Published on 12:00 AM, December 14, 2007

Govts overlooked filing case under Int'l Crimes Act

The Criminal Investigation Department (CID), which probed an intellectual-murder case that dates back 10 years, made suggestions to the home ministry in 2001 that the government could file the case under International Crimes (Tribunals) Act 1973.
No subsequent government, however, took the initiative to that end.
Prof Farida Banu, sister of martyred intellectual Giasuddin, filed the case with Ramna Police Station on September 24, 1997 against two al-Badr cadres--Chowdhury Mainuddin and Ashrafuzzaman--for killing her brother on December 14 in 1971.
The CID submitted the final report of the case in 2001 on grounds that it was filed under "wrong" section of law.
Giasuddin was a history department lecturer at Dhaka University.
The complainant now sees no hope of getting justice as the subsequent political governments and the present caretaker administration have turned a deaf ear to the CID observations.
"The state needs to file a case in order to try and punish the accused," Farida Banu told The Daily Star yesterday.
She said she tracked the development of the case till 2001. "After the BNP assumed power, I found no reason to follow up the case," she told this paper.
Asked whether she now plans to appeal to the present government to revive the issue, Farida said Chief Adviser Fakhruddin Ahmed's remarks about the war criminals encouraged her but the law adviser's comments about a recent similar case took no time to dampen her enthusiasm.
One Fazlur Rahman filed the sedition case with Chief Metropolitan Magistrate's Court against Jamaat-e-Islami Secretary General Ali Ahsan Mohammad Mujahid, Assistant Secretary General Abdul Quader Mollah and Md Abdul Hannan, former chairman of Islami Bank.
His case statement said the three accused acted against the liberation war and carried out massacres through al-Badr, al-Shams and Razakar forces in 1971, thus committing sedition.
The CID, after long investigation into Prof Farida's case, forwarded its report to the home ministry twice, in 1998 and 2002, with the observations that the government needs to file a case under International Crimes (Tribunals) Act 1973 to ensure punishment to the killers.

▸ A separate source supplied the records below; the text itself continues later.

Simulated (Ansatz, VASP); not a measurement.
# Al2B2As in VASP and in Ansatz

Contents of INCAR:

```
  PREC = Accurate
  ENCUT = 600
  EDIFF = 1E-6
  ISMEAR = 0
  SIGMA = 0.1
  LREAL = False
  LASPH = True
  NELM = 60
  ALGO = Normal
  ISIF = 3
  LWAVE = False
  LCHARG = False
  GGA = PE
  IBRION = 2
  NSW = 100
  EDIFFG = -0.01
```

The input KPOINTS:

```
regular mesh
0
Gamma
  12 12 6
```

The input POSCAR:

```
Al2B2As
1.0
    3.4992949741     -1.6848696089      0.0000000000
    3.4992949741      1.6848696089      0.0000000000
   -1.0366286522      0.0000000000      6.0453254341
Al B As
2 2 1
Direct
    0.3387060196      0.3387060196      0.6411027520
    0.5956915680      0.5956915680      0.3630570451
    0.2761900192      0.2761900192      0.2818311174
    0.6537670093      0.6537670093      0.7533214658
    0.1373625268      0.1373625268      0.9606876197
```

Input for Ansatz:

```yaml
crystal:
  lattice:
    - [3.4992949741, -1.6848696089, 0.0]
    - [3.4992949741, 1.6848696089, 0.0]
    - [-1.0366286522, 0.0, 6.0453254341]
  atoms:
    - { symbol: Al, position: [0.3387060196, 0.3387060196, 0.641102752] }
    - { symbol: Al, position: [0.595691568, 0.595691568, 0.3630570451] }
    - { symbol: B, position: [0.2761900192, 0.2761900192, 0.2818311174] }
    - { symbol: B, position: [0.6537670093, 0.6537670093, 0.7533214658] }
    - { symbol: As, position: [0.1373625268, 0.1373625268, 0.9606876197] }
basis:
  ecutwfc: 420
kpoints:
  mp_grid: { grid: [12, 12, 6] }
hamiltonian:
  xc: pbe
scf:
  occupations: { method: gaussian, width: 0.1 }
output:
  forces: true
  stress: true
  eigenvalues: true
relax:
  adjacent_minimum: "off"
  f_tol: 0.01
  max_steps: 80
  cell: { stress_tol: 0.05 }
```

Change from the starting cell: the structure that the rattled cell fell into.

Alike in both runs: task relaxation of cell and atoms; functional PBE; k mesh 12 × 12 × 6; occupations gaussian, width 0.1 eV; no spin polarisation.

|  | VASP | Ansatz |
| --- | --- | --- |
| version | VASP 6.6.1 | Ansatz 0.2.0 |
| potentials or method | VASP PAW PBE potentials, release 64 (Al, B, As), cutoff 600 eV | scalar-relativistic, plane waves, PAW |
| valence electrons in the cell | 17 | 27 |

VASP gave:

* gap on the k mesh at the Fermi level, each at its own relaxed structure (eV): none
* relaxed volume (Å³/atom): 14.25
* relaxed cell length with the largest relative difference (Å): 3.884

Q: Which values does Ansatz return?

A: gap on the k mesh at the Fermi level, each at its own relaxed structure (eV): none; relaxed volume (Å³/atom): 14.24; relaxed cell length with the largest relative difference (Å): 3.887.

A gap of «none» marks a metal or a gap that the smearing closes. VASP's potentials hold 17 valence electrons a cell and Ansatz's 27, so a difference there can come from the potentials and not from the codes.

It mentioned that the case is not maintainable under the existing criminal laws. Subsequent governments, however, did not make any move to file a case under the act.
CID's senior ASP and investigation officer of the case Munshi Atiqur Rahman had done intensive investigations on the basis of the case papers.
He talked to the families of martyred teachers and students of Dhaka University and other educational institutions. The investigators also watched War Crimes File, a programme aired by British broadcaster Channel 4, in the hope of getting more leads on the case.
The CID eventually named 40 persons as witnesses and submitted final report of the case.
According to the case statement, al-Badr members Mainuddin and Ashrafuzzaman picked up Giasuddin Ahmed from Muhsin Hall premises, blindfolded him and whisked him in a microbus to an undisclosed location on December 14 in 1971. He never came back.
The plaintiff said she and her relatives had identified his decomposed body on January 5 in 1972.
They later came to know that Dhaka University teachers Dr Mohammad Mortaza, Dr Abul Khair, Prof Rashidul Hasan, Prof Anwar Pasha, Prof Sirajul Haq and some other teachers had been taken away in the same way.
Dr Mortoza's wife and Prof Sirajul's son could identify two of the abductors who were Chowdhury Mainuddin and Ashrafuzzaman.
Investigation officer Munshi Atiqur Rahman, who has recently retired from service, told The Daily Star yesterday that he sent in the file to the home ministry. "The file was later sent to the law ministry and I don't know what happened to it after that."
CID sources said they recommended the formation of a tribunal and investigation of the case under the International Crimes (Tribunals) Act 1973 as late Sirajul Haque, who was appointed chief prosecutor in 1972 in the case against collaborators, observed that the case should be conducted under the act and that such a case would not be effective under the existing criminal laws.
The sources also said the home ministry sent the file to the law ministry for its opinion in January 2000. It, however, never came back as the Awami League government did not give much attention to the case in the remaining 18 months of its tenure.
Nothing about the CID file could be known from the home and law ministries.
Law Adviser Barrister Mainul Hosein also told The Daily Star that he knows nothing about it.